Some vulcanisers in Rivers State say repair of all kinds of tyres was booming in the state. They disclosed that they make between N25,000 and N30,000 per week.
The vulcanisers said monies come from repair of tubeless tyres, tubes, rims changing of old tyres to new ones and gauging of deflated tyres.
Secretary of the Vulcanisers’ Association of Nigeria, Rivers State, Mr. Sopirinye Halliday at Rumuola, Port Harcourt, said that the work was lucrative.
Halliday explained that vulcanisers earn moe money in patching tyres of articulated vehicles than those of smaller vehicles.

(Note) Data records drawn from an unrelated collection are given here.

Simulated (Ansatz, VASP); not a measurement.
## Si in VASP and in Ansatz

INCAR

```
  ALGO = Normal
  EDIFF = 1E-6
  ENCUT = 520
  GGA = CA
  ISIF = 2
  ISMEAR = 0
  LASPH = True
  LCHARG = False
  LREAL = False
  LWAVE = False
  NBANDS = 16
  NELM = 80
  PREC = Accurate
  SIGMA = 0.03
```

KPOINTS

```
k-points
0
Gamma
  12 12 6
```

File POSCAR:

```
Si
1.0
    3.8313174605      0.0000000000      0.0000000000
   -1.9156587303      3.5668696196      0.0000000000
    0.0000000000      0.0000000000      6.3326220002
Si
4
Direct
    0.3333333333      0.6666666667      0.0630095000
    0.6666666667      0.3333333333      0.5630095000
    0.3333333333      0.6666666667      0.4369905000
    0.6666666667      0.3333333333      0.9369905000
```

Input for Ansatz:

He maintained that to patch a Mercedes Benz 608 mini-lorry or buses tyres costs N600 per hole, while those of trailers and tankers cost N1,500 per patch.
The artisan told The Tide that those of cars, tricycles and mini-buses whether tubeless or tubes costs N500 per patch, while gauging and pumping of types cost N100 per tyre.
“In this vulcanizing business, I have been able to buy a plot of land and I am married with four children. I have been in this job for the past 25 years and make about N60,000 weekly, especially on the days I vulcanize big tyres,” he said.
He said he used to make about N10,000 to N15,000 a week because he had no equipment for big tyres.
Halliday advised upcoming vulcanisers that the secret of the job was patience, good site and human relations.
Also lending credence, a vulcaniser at slaughter axis of Port Harcourt, Mr. Chinedu Amuramu said that he could make N20,000 on a weekly basis because he worked more on tricycles’ tyres and that of tankers, saying that his workshop was within the tricyle riders’ park.
According to him, patching a tricycle tyre goes for N500 or N600 and for mini-bus tyres and every other vehicle is between N1,000 and N1,200.
However Mr. Emmanuel Anietie, at trailer Park, Onne, said that the business was not a fast growing business especially during rainy season. Anietie pointed out that with good character, customers could call them from anywhere within the town to come to their aid whenever they had problems with their tyres.
As he puts it, “I leave my workshop at least twice a week on distress call from my customers and I charge N1,500 for such bail-out calls. Though, it was not easy initially because of the hazardous nature of the job, as at then I could only make N3,000 to N5,000 a day, “ he said.
Another vulcaniser at Lagos Bus Stop, Chris Amadi said that the only challenge facing the business was multiple taxes especially from the Rivers State Waste Management Agency (RIWAMA). Amadi appealed to the agency to reduce the levy, adding that they feed their families from the job.
As he puts it, “we do not have shops and for that, RIWAMA is not supposed to collect such amount of between N1,000 and N1500 from us, they should allow us to pay less than that annually instead of the stipulated sum of N1,500, he said.
Amadi further said that he made between N15,000 to N20,000 on weekly basis as against his earning of N8,000 to N12,000 last year.
He, however, attributed the boom to the rehabilitation of the bad roads in his area of jurisdiction which made motorists to ply through his workshop.